Babbitt is a more important character than Dr. Kennicott in that he is more nearly ubiquitous. Less trustworthy as a man, he will perhaps be found more interesting as a "hero," because he has less of character and more of temperament. Unlike the Doctor, he is highly self-conscious, he has a "soft" streak, he is an egotist, and he is eager for the applause and admiration of men and women, not excluding his wife, for whom he feels an habitual tolerance, and including his stenographer, whom he wishes to impress as a "great man," and his manicurist, to whom he is willing, in relaxed and erratic moods, to appear as a person with possibilities of romance. In the morning Mr. Babbitt wears a well-made, well-pressed gray suit with white piping on the V of the vest. In the evening he wears, when there is important company, a "Tuxedo" which Mrs. Babbitt vainly insists that he should call a "dinner-jacket"—that is the precise "note" of their social status. He is diligent in business and not more crooked than William Washington Eathorne, President of the First State Bank, a chilly old gentleman who lives in an old brick house of the Civil War period, and who impresses Babbitt as "the real thing" by quietly ringing for a whiskey toddy, instead of mooing and baying around the subject, as in his own circle is the custom when the host produces something illicit from the ice-box.

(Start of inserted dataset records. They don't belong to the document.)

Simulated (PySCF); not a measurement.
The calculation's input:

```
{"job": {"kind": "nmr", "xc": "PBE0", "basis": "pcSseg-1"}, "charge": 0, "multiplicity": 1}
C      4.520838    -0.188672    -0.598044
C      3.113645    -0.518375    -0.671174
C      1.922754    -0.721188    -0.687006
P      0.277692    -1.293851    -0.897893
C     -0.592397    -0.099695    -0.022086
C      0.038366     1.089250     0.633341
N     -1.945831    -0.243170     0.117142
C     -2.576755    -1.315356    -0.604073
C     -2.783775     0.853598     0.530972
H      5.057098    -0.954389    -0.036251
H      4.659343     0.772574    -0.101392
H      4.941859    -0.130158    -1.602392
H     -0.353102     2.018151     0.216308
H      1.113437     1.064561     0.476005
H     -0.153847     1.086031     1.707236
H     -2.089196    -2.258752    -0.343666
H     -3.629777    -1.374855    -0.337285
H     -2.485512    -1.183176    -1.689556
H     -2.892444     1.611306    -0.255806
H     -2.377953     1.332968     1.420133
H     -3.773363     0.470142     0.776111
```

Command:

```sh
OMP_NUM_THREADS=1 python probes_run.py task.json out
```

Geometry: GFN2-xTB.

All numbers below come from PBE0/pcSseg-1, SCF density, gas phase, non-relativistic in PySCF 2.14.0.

This is one of the many incidents by which Mr. Lewis illustrates the peculiar pathos of his hero's situation. With all that the civilization of Zenith can offer at his disposal, Babbitt is restless and unsatisfied. He has money enough, things enough, physical comforts enough. He has, like great numbers of our prosperous middle-class, reached the point where the multiplication of things gives no addition of content. There is a gnawing hunger in him but he can think of nothing that he wants to eat. In a vague way he desires "the right thing" for himself, for his family, for his community; but there is no authoritative standard, there is no one to tell him, there is nothing in the society of Zenith to show him by example, what the "real right thing" is. Consequently, in the restlessness of satiety and inner boredom, Babbitt unintelligently and unimaginatively gropes for his missing felicity in unfruitful directions: in imitating Mr. Eathorne, in speechmaking and prominence at business men's conventions, in running off to the Maine woods where one can wear old clothes and chew tobacco and "cuss" in freedom, and finally in various experiments in marital infidelity. But from all these ventures he returns with the taste of sand and ashes in his mouth. And the only gleam that lights the final pages of the book is his indulgent humor towards his children, one of whom is studying the drama and labor statistics, while the other, his son, has just revealed his secret off-hand marriage. To the boy he says:

"Practically I've never done a single thing I've wanted to in my whole life. I don't know's I've accomplished anything except just get along . . . Well, maybe you'll carry things on further. I don't know. But I do get a kind of sneaking pleasure out of the fact that you knew what you wanted to do and did it. Well, those folks in there will try to bully you, and tame you down. Tell 'em to go to the devil! I'll back you. Take your factory ob, if you want. Don't be scared of the family. No, nor all of Zenith. Nor of yourself, the way I've been. Go ahead, old man! The world is yours!"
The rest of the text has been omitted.